Hologres architecture

Hologres uses a Storage Disaggregation architecture. This page describes the architecture design and the role of each component.

Storage-computing architecture models

Three storage-computing architectures are commonly used in distributed systems.

Shared Disk / Shared Storage

A distributed storage cluster is shared across all worker nodes. Each worker node accesses data as if it were local. The storage cluster scales easily, but worker nodes require distributed coordination to maintain consistency, which limits the maximum number of worker nodes.

Shared Nothing

Each worker node mounts its own local storage and processes data from a single shard. Worker nodes communicate with each other, and a dedicated summary node aggregates results. This architecture scales horizontally, but with trade-offs: after a failover, the recovering node must reload data before serving requests, and any scale-out triggers data rebalancing across nodes—a time-consuming process.

Storage Disaggregation

A distributed storage cluster is shared, but each computing node processes data from a dedicated shard—similar to Shared Nothing—and maintains a local cache. This architecture offers:

Effortless data consistency: Only one worker node writes to a shard at a time, eliminating complex coordination.
Flexible scaling: Computing and storage resources scale independently. During traffic peaks, scale out only the computing layer without triggering data rebalancing.
Fast failover recovery: After a failure, a new node pulls data from distributed storage asynchronously and resumes service quickly.

Hologres uses the Storage Disaggregation architecture, which combines the management simplicity of shared storage with the performance and scalability of shard-based computing. The underlying storage is Pangu, Alibaba's distributed file system, which provides a role similar to Hadoop Distributed File System (HDFS).

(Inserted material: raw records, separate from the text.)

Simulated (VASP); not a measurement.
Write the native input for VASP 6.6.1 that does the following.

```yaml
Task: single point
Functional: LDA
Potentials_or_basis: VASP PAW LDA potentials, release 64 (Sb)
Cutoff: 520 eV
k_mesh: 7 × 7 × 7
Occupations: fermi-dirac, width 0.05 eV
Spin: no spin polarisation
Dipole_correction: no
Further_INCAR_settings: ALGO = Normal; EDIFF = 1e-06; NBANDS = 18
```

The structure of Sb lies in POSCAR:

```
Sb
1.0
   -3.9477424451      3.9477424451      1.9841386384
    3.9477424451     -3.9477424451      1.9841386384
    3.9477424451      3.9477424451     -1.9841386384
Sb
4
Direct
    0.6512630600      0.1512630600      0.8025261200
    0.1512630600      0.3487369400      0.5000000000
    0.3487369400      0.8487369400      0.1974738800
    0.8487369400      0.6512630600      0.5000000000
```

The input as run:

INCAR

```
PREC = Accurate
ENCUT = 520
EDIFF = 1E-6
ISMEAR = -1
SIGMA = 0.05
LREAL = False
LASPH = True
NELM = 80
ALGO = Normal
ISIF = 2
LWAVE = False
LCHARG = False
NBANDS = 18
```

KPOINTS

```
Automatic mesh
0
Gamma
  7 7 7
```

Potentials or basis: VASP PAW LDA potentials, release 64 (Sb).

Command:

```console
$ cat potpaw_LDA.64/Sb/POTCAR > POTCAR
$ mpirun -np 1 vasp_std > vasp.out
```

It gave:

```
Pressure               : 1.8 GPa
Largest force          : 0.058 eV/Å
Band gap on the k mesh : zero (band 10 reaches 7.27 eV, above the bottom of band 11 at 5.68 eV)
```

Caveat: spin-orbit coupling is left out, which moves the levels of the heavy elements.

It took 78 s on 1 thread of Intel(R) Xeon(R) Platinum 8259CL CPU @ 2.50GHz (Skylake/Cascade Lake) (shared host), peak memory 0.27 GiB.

Components in Hologres architecture

The following figure shows the Hologres architecture.

Computing layer

Frontend (FE)

The FE authenticates, parses, and optimizes SQL statements. A Hologres instance runs multiple FEs. Hologres is compatible with PostgreSQL 11, so you can use standard PostgreSQL syntax and connect with PostgreSQL-compatible development tools and Business Intelligence (BI) tools without additional configuration.

HoloWorker

HoloWorkers schedule and execute user queries. Each HoloWorker contains a Query Engine (QE), Storage Engine (SE), Cache, and HOS Scheduler.

*Query Engine (QE)*

HoloWorker supports three query engines, each serving a different workload:

Engine	Purpose	Key characteristics
Hologres Query Engine (HQE)	Primary engine for analytical queries	Scalable MPP architecture with vectorization operators; maximizes CPU utilization for high query performance
PostgreSQL Query Engine (PQE)	PostgreSQL compatibility layer	Supports PostGIS and UDFs written in PL/Java, PL/SQL, or PL/Python; handles operations not yet supported by HQE
Seahawks Query Engine (SQE)	MaxCompute integration	Connects to MaxCompute without data migration; supports hash tables, range-clustered tables, and interactive analysis of PB-level batch data

The long-term goal is to integrate all PQE functionality into HQE.

*Storage Engine (SE)*

The SE manages data and handles all create, read, update, and delete (CRUD) operations.

*Cache*

The Cache component caches query results to improve query performance.

*HOS Scheduler*

HOS Scheduler provides lightweight scheduling capabilities.

Meta Service

Meta Service manages metadata—including table structures and data distribution across the SE—and provides it to FEs.

Holo Master

Hologres runs natively on Kubernetes. If a worker node fails, Kubernetes provisions a replacement within a short period, maintaining node-level availability. Holo Master monitors component health within each worker node and restarts any component that enters an abnormal state, reducing service interruption.

Storage layer

Hologres data is stored in Pangu, Alibaba's distributed file system. The storage layer also integrates with external data sources:

MaxCompute: Hologres reads MaxCompute data stored in Pangu. Pangu enables efficient mutual access between Hologres and MaxCompute without data movement.
Object Storage Service (OSS) and Data Lake Formation (DLF): Hologres queries data in OSS and DLF to accelerate analysis in data lakes. Supported formats include CSV, ORC, Parquet, Hudi, Delta, and Meta Data. Hologres can also write data to OSS to reduce storage costs.